M&A – What Are the Different Types of Acquisitions?

Acquisition is one way businesses achieve growth, especially in new markets. M&A can also lead to operational efficiencies and boost a company’s competitive advantage. It is important that companies take steps to scrutinize potential acquisitions thoroughly, including performing due diligence and negotiating the purchase price.

There are many ways to acquire another business, including stock purchases and asset purchases. In a stock purchase, the acquiring company will buy out the shares of the purchased company from its shareholders. This allows the acquiring company to own all of the assets and liabilities of the purchased business. In an asset purchase, the acquiring company will only buy out the desired assets of the purchased business, leaving all other liabilities with the old business owner.

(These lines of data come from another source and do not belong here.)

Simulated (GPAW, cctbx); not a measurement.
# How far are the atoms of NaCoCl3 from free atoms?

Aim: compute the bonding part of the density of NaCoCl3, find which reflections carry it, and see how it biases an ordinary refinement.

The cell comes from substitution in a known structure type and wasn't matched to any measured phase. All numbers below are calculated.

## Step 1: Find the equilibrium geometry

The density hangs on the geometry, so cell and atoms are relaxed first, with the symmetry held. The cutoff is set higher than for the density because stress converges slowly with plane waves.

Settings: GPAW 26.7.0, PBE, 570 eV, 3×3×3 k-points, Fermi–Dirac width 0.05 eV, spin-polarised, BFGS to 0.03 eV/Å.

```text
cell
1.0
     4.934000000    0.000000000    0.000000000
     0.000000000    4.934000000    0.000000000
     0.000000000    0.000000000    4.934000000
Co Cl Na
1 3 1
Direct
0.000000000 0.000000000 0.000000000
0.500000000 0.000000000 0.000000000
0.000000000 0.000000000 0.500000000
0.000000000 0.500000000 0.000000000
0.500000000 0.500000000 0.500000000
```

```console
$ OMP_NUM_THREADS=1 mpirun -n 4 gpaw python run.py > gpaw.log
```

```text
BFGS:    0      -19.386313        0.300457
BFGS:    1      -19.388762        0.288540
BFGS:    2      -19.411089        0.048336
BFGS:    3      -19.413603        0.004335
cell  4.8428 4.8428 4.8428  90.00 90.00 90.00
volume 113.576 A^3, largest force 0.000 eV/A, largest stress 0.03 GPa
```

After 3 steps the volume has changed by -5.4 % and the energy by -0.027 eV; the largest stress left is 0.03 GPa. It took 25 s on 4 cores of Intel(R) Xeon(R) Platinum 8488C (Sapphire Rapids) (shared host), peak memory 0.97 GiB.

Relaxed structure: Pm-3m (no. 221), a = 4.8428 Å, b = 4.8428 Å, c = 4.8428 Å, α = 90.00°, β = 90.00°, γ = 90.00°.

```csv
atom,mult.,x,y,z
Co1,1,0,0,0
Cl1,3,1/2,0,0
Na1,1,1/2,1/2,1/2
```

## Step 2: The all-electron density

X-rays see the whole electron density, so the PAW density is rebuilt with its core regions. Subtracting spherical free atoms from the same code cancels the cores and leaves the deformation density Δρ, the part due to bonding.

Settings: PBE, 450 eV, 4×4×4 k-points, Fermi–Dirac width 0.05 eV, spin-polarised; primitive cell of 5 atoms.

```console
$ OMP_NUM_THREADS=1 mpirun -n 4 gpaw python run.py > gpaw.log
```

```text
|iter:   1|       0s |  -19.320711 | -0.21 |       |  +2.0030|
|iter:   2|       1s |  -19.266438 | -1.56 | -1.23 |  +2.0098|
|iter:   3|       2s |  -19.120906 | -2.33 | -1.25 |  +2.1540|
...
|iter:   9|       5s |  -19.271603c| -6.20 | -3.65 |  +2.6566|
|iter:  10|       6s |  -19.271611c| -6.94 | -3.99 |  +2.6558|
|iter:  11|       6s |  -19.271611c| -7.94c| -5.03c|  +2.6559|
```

A large company may decide to acquire a small company to speed up their market entry into a new country or industry. This is often a more cost-efficient strategy than investing in the development of a new product for a new market. Purchasing an existing business can provide access to pre-existing customers and contracts, human capital, workflows, products, physical assets, and intellectual property. It is important that the acquiring company is in tune with synergies during the acquisition process.

In a conglomerate acquisition, a company will acquire multiple firms in different industries. This allows the acquiring company to diversify its portfolio of investments and stabilize revenue streams in times of economic volatility. In addition, the diversified firm may be able to take advantage of economies of scale when acquiring smaller competitors.